We have a dev server we use for pre deployment testing and today I updated that server from 18.04 to 20.04. After that update the OS was detected correctly.
I then updated the server from 20.04 to 22.04 (development) and after that update the OS version still shows 20.04
@toreskev If you read the original request you will see that this is a development environment designed specifically for prerelease testing. We have many servers in our datacenter to upgrade and we begin this process long before the release of 22.04.
22.04 is available right now as a development release and can be installed using the apt do-release-upgrade -d command
By updating early we are able to not only test the environment but also create feedback for our open source community (like Ubuntu and Virtualmin) so that when its time for the full release of a product there are less issues.
This is how open source development works. We believe in contributing to the communities that we benefit from.
Okey, my apologies, I missed that particular paragraph.
Can’t say I agree with the approach though, but to the each his own I guess.
In every dev environment I’ve dealt with we always started testing on .1 release, never on a beta.
But seeing as Virtualmin is mostly a volunteer project, they still don’t officially support Deb 11 which has been out for 7-8 months now, thinking that they would have support for a beta is rather optimistic
We don’t try to support unreleased distros. We’re spread too thin to even deal with stable distros, we can’t also commit to supporting moving targets.
It is when the OS literally doesn’t exist in the real world. Why would Virtualmin put the ability to identify an OS into it that isn’t even released yet?
It would be a colossal waste of time and resources.

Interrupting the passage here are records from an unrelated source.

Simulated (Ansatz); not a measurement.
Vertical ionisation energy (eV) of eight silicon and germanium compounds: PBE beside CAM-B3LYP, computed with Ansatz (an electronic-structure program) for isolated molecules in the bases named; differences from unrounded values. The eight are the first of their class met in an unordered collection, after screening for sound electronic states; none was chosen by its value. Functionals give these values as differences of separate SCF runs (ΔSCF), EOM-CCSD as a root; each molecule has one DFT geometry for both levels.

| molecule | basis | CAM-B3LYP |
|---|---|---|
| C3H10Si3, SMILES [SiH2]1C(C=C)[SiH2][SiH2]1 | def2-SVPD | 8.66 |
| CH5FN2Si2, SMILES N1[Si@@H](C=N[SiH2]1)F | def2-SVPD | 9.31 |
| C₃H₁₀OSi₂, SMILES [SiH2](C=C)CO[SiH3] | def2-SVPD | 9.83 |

@Gomez_Adams this post has been marked already as solved, I think OP understand already what you suggested… If you have an unrelated issue, please start a new topic instead.
@Joe Totally understand. I was not sure if the detected OS was just something pulled from /etc/os-release or not. Good news is that everything seems to be working well so far including basic features, scheduled backups, interacting with the servers like MySQL and Apache. 22.04 should be a pretty easy target to hit once it stops moving.